People leaving prison with nowhere to go are planning to commit crimes just so they can get a roof over their heads again. How do we break out of this cycle, asks Ellie Groves
We have to ask what prison is for before we can understand how to be ‘tough on crime’. Why do we lock people up? Is it to enact justice, to keep dangerous people off the streets or to be a deterrent – something so awful it actively stops people from offending.
The Independent Monitoring Board for Thameside prison in Woolwich recently found that nearly half of the inmates facing imminent release are already planning on reoffending so they have somewhere to go, because a lack of ‘good hostel accommodation’ near them means they have nowhere to live.
It seems as though currently the United Kingdom is failing at all three objectives, especially for those most in need in our society.
The first, to enact justice. In the context of homeless people committing a crime so they can have a bed, where is this justice? Perhaps, there is a singular justice for the crime they commit. But where is the justice in a society which forces people to stand in front of a judge just to get a roof over their head? This seem an all too narrow view, justice for that simple crime might be carried out – but in the long-term, what does this achieve?
Arguably the middle objective might be carried out – dangerous people are put in prison, yes. But as the report found that people were actively seeking to carry out crimes for the simple purpose of having somewhere to sleep, so they can get a bed at night. A homeless person does not equate to being a dangerous person. To drive someone to commit a crime simply so they have a safe place to rest their head at night says something about our society, what it does not say is that the person is inherently dangerous.
The last, to act as a deterrent. This seems to speak for itself: when the government and society treats its citizens so badly that prison is a better option, prison is no longer a deterrent.
This report touches on an issue long known to those working with anyone who faced going to prison. One of the most powerful stories I saw was from an all-women charitable theatre company, Clean Break. It told stories by women who had been in prison of their experience of exiting and finally being free: they leave the prison entrance with a new lease of life, only to be met with the same street they were in before, the same dealer on the corner, the same cold hard floor welcoming them as a mattress and the same computers saying no. No to a job. No to a house. No to a chance.
This issue is two-fold. On the one hand those exiting prison have no one waiting for them at the gate. As more and more people are locked up for small amounts of time this cycle will continue. And to compound this, the number of rough sleepers, especially in cities, is rising. More people in sleeping bags, with empty coffee cups and a sense of abandonment. So as we hear of overcrowded prisons, an unquenchable drug culture and prison wardens at breaking point, is the best solution we can come up with to lock more homeless people up?

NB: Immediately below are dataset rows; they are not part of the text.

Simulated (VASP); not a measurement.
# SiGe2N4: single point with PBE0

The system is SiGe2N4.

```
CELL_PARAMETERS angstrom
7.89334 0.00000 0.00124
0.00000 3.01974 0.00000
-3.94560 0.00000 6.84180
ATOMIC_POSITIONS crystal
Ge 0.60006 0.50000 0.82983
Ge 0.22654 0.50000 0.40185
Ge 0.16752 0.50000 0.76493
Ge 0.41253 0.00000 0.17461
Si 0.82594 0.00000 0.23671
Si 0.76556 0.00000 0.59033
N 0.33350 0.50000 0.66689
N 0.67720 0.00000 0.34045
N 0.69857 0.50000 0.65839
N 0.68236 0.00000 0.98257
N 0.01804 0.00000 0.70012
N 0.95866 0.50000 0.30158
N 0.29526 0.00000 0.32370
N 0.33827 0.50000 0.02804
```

But what can be done? Locking people up, putting them in the revolving door of the prison system is not working and clearly nor is shutting down homeless shelters. How we treat those at the bottom of society matters. When the lord chief justice, John Thomas, stated that more criminals should be given community sentences instead of being jailed for non-violent crime he touched on a key solution often supported by those working in the justice sector.
But this does not break the chain entirely. This does not help halt the ever-growing number of homeless men, women and children living on the street – to do that there needs to be better housing supply and access to education and jobs.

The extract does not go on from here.